Steve Hamaday, Director of Engineering, reflects on his forty years with Sharp Packaging Services.
I take pride in the many years of service here at Sharp. It has been interesting to watch the business and buildings grow from a small company that housed printing, packaging and warehousing all in the same building. Then to expand every few years with additions consuming all available space until we were up against every property line. Even consuming adjacent businesses to eventually expand and separate printing and warehousing from the packaging portion. Looking at the aerial view you can see the building is shaped close to the property line using every square inch that the township would allow. I’m sure this makes our tractor-trailer drivers happy!
Add that to the new buildings in Allentown and it shows how big the company has gotten.
When I started in January of 1977 there were just the seven single-digit primary (Toggle) rooms, eight secondary carding lines (Vertical) and two Cartonetta box machine lines. Five areas called “the 20’s” and three called “the 30’s” or the Blue Room named for its blue tile walls. There was just one mechanic on first and second shift, one machinist and a machine shop with a few manual machines, an old Bridgeport and Lathe that we still use!
There was basically no technology back then yet we still made our own tooling, primitive as it was. Not having what you need when something broke taught me to find a way to fix it because people were standing around getting paid, the line was down and the product could be in jeopardy of being delayed. Now we actually have things called ‘spare parts’!

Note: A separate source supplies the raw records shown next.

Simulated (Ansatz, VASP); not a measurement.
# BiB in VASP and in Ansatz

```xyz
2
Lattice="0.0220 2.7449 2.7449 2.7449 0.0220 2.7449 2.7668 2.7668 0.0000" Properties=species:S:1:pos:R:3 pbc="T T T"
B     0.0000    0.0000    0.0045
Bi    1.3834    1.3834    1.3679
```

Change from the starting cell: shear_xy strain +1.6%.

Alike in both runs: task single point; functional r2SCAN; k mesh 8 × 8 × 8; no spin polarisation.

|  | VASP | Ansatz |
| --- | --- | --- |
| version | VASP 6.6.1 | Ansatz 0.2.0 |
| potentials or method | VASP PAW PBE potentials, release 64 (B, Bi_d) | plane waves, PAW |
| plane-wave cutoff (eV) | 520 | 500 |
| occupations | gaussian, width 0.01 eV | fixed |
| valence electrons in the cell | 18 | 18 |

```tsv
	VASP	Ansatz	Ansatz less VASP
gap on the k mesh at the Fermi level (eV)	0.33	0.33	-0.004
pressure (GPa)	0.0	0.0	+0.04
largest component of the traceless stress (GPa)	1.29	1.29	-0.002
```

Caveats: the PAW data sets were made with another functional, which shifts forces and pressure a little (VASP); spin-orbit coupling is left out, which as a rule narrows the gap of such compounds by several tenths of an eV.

Soon Sharp grew, adding the 40’s which was a warehouse, the 70’s which was from the purchase of Quillman Industrial Supply, and the 60’s which was for a short time the parking area for Quillman. Sharp also purchased McCarrick truck repair and proceeded to build the Printing building which made room for what we now call the 50’s (16, 17, 18 and 19) MT lines. This all happened between 1977 and 1996 with only a few years in between. Sharp continued to grow squeezing in another packaging line in newly created warehouse between the two main building for a big Merck project calling it line 15 where the 1070 currently resides.
Since then we have grown in technology as well adding 3 CNC machines and continue to lead the industry in the ability to be self-sufficient and still make our own tooling but in a highly technical method.
The last 15 years have soared by and over the past 6 months I find myself reflecting back over the years. Interfacing with customers, I am proud to represent Sharp from a technical standpoint.